Although Oklahoma has well-performing public pensions that follow the nationally recognized best practices for pension plans, it has still been a battleground for public pensions the past several years. The conservative state legislature has considered a number of bills over the past few sessions that would gut public pensions and harm the retirement security of working families.
While the ultra-conservative governor and state treasurer have both publicly stated their desire to dismantle public pensions in Oklahoma, two interim study commissions held this fall provided the opportunity to learn the facts about Oklahoma’s pension systems.
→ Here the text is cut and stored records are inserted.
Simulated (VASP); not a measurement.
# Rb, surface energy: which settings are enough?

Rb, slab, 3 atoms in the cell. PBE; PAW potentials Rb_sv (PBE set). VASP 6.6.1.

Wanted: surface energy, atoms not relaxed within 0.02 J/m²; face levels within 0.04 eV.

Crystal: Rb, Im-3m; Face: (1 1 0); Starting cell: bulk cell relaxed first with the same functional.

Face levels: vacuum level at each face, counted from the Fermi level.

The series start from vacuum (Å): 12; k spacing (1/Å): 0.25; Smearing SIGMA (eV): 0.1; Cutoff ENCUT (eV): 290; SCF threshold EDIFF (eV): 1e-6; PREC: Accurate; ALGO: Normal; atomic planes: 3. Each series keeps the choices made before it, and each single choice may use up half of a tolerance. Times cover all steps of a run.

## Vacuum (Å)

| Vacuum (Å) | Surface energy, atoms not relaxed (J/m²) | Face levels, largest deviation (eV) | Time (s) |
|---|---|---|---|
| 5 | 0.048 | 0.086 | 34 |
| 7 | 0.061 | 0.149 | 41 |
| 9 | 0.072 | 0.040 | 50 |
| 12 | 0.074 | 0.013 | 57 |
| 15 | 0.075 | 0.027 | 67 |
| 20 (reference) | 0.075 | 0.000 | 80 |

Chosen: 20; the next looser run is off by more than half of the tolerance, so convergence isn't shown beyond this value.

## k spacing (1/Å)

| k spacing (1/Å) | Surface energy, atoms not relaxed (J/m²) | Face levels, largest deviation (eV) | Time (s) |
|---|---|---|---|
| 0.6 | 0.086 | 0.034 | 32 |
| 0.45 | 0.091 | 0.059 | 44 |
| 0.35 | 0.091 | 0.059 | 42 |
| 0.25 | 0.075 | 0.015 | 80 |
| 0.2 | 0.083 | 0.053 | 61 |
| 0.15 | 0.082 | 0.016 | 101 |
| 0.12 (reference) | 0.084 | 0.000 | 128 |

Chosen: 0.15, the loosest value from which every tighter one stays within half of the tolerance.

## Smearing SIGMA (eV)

In recent testimony before the state senate study commission, economist Steve Herzenberg noted a number of strengths of Oklahoma’s public pensions. Five of the seven pension plans are above the 80% funding ratio to be considered a healthy plan and, as a whole, Oklahoma’s pensions rank seventh nationally in investment returns. Also, Oklahoma’s pensions are relatively modest, especially given the low overall compensation of public employees there. Furthermore, the state legislature has already enacted reforms in the past several years to put the pensions on a sound financial footing and legislators have touted these changes.
Based on his analysis, Herzenberg said “[Oklahoma’s pension] plans have performed well with high returns” and are financially sound.
Oklahoma’s teachers, firefighters, police officers, and other public employees deserve a secure retirement after a career of public service. The state legislature currently faces a classic “if it ain’t broke, don’t fix it” situation: the public pensions there are working well and making drastic changes to them would do far more harm than good.